This isn't a particular hard puzzle if you brute force it. All you have to do is write an algorithm to determine whether a particular number is ugly or not, sort of like this:

while (num % 2 == 0) num /= 2;
while (num % 3 == 0) num /= 3;
while (num % 5 == 0) num /= 5;
if (num == 1) return true;

Then you can just loop through as many numbers as it takes, incrementing a counter as you find ugly numbers, until you reach 1500 numbers.

The problem with this approach is that there is a time limit of three seconds. The brute force approach requires you to do an increasingly long operation (dividing repeatedly to find the prime factors) on a series of numbers which turns out to be very large (I won't spoil it, but the answer is just short of one trillion). Early numbers are computer quickly; then it slows down so finding the 1500th number may take several minutes.

I confess I cheated to solve this puzzle. I came up with one other wrong approach after trying the brute force method, then went googling for discussions of this puzzle. As I hoped, I did find a protracted argument about the right way to solve it. One guy hit on a really clever solution, based on a data structure which I haven't used for years. It took me a few tries to implement, but it was very satisfying in the end.

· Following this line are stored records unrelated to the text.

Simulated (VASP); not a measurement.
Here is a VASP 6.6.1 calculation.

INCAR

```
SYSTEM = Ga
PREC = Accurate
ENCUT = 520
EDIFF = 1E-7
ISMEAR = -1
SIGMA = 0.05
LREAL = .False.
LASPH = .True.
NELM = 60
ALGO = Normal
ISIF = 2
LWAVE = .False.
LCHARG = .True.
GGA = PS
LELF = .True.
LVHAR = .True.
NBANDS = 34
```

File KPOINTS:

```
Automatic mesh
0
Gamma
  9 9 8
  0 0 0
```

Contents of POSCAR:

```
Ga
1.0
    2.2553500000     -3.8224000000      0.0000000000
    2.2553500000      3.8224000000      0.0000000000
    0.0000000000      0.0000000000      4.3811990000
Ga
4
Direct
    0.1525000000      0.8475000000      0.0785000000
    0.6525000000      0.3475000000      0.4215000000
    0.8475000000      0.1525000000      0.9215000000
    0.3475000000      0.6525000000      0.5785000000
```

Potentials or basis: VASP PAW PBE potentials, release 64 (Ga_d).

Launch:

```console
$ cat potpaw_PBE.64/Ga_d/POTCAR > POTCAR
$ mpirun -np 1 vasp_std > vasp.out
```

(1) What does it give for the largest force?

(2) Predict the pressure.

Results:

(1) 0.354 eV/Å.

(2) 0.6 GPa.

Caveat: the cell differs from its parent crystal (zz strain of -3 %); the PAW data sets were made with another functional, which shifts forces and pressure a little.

I guess I could feel bad for "cheating," but I don't. I came close to finding the right answer, but really, if you want an optimal answer to a well defined puzzle then there's no harm in hunting around to see if someone did it better than you. Professionally, implementing a GREAT solution that you looked up is preferable to implementing a mediocre solution that you got with only the sweat of your brow. You can learn new tricks from other people that you'll have in your toolbox for next time.

As a tangent, I take the same approach to strategy games. I like to take my time and learn the rules of a game on my own, and I would scorn to look at a strategy guide during that period. However, there comes a point where you have a basic understanding of the rules and can improve much faster by considering input from others who have already mastered the game.

Anyway, more on the wrong approaches and the right one later.

Friday, August 28, 2009

Divide and conquer your project, part 1

James, who is a regular commenter, is a programmer looking for more experience. James has studied a few languages and probably has a decent grasp on the basic logic that it takes to write a program, but he wants to work on a personal project because he doesn't get enough variety of practical applications at work.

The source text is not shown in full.